Epistemic uncertainty (also known as model uncertainty or knowledge uncertainty) refers to the uncertainty that arises from a lack of knowledge or data. It's the uncertainty that, in principle, can be reduced if we had more data or a better model.
Think of it as the model saying, “I’m not sure about this prediction because I haven’t seen enough examples like this, or my internal understanding (my learned parameters/weights) isn’t well-constrained for this type of input.”
In contrast to aleatoric uncertainty:
Link to originalAleatoric Uncertainty (Data Uncertainty): This is the inherent randomness or noise in the data itself.
It’s the uncertainty that cannot be reduced even with infinite data. For example, if you’re predicting a coin flip, even with perfect knowledge of the coin, there’s inherent randomness. Or, if your sensor measuring temperature has some inherent noise, that’s aleatoric.
Using variance of model’s predictions to quantify epistemic uncertainty
Since we can’t directly ask the model “how much do you not know?”, we use techniques that produce a distribution of predictions for the same input, rather than a single point estimate. The variance of this distribution is then taken as a proxy for epistemic uncertainty.
Common ways this variance is generated:
ensembles: Train multiple identical network architectures but with different random weight initializations or on different bootstrapped samples of the training data. For a new input, pass it through all networks in the ensemble.
monte carlo dropout: Train a neural network with dropout layers. At test/inference time, keep dropout active. Pass the same input through the network multiple times. Each pass will have a different set of neurons “dropped out,” effectively creating slightly different sub-networks.
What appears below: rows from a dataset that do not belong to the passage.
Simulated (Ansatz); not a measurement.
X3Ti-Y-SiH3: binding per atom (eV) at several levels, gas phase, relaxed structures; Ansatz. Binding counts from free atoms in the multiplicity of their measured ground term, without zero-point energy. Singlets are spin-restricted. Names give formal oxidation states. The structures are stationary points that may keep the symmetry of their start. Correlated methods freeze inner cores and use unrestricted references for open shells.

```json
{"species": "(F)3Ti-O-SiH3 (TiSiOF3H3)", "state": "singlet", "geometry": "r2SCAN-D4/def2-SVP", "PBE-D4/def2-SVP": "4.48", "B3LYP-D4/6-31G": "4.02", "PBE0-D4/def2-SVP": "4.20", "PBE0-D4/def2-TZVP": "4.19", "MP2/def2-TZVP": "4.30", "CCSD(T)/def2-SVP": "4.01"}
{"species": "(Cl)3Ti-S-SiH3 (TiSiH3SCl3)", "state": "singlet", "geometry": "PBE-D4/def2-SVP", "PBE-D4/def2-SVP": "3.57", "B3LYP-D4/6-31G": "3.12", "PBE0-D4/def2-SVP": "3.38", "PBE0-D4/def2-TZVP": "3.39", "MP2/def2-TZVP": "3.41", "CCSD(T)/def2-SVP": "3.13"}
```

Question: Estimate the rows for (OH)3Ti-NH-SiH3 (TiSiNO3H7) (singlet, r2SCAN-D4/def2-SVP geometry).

bayesian neural networks: Instead of learning single point estimates for weights, BNNs learn a probability distribution over each weight. To make a prediction, you sample multiple sets of weights from these distributions, run the input through the network for each sample, and get a distribution of outputs. The variance of this output distribution reflects epistemic uncertainty (and often aleatoric too, depending on how the output layer is modeled).